Wartime is different. "Britain's last coalition government in some ways had the simpler task: it just had to fight the Nazis," wrote the Guardian. "The new Liberal Democrat-Conservative government, however, has no such existential threat to concentrate its mind."
That World War II coalition actually broke up immediately after the Nazis surrendered, while the war against Japan was still going on. The World War I coalition, however, lasted four years after the war ended.
That coalition had been formed in 1915, less than a year after the war started, with the opposition Conservatives joining the government Liberals. A year and a half later, a government crisis occurred. The incumbent Prime Minister, H.H. Asquith1, was slow, methodical, and judicious. These had been perfect qualities to calm down overheated peacetime flurries, like the constitutional crisis of 1910,2 but not so desirable under wartime pressure, and many members wanted to replace Asquith with his dynamic deputy (great phrase, no?), David Lloyd George. Asquith, however, was loath to move, largely, he said, because, after having been PM for eight years, a supporting role would be too degrading.3 At the end of 1916, Asquith was finally kicked out in a palace coup, and flounced out of the government entirely - taking half the Liberal Party with him.

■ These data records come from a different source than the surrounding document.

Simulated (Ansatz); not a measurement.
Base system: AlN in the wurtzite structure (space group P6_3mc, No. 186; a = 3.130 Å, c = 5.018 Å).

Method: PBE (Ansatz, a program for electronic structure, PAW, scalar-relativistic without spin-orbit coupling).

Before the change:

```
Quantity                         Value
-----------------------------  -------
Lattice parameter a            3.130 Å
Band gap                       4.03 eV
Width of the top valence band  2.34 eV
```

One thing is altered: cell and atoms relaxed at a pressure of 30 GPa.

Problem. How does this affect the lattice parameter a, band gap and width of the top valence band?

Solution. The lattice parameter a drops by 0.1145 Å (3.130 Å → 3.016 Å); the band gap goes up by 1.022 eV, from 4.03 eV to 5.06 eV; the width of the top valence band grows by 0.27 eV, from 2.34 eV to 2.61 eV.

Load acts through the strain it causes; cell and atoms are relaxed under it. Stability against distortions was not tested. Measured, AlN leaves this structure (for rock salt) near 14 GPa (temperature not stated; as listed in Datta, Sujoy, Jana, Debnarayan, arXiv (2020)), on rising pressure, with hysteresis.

Lloyd George was now Prime Minister of a government with only half of his own party, with the other half in opposition, and the minority Conservatives now outnumbering his own Liberal supporters within the government. This peculiar line-up lasted not only the rest of the war, but beyond. Lloyd George was determined to win the peace, and spent most of the next year in Versailles negotiating with Wilson and Clemenceau.4
And then they just kept on going, because if there wasn't one crisis to deal with, there was another. The Russian civil war, the war between Greece and Turkey ... somewhere Britain had to have its hand in, and Lloyd George was so deft, and so popular, that his Conservative ministers didn't feel they could do without him.
The Conservative backbenchers, however, got restless, and resentful of the PM's rather sordid ways. (Among other things, he sold titles of nobility for cash.) Was Lloyd George a prisoner of his Conservative followers, or were they the prisoners of him? Nobody was quite sure which. Finally, in October of 1922, the backbenchers, led by a then-obscure junior cabinet minister named Stanley Baldwin, staged another coup, and voted against continuing the coalition.5 The ground was cut out from under not only Lloyd George, but the leading Conservative ministers, and they all resigned. A new, all-Conservative government was formed out of what was rather nastily called "the second eleven"6, Baldwin and others highly disgruntled at Lloyd George - notably a fellow named Neville Chamberlain - prominent among them. Ever since, a committee consisting of all the Conservative backbenchers7 has had the power to call the leadership to account for itself, and it is known as the 1922 Committee.
And that was the end of the first coalition. Tomorrow, the second coalition.
1. Great-grandfather of Helena Bonham-Carter, by the way. I like pointing that out, for some reason.
2. Which had set the Liberals and Conservatives against each other so viciously that their cooperation merely five years later was really rather surprising.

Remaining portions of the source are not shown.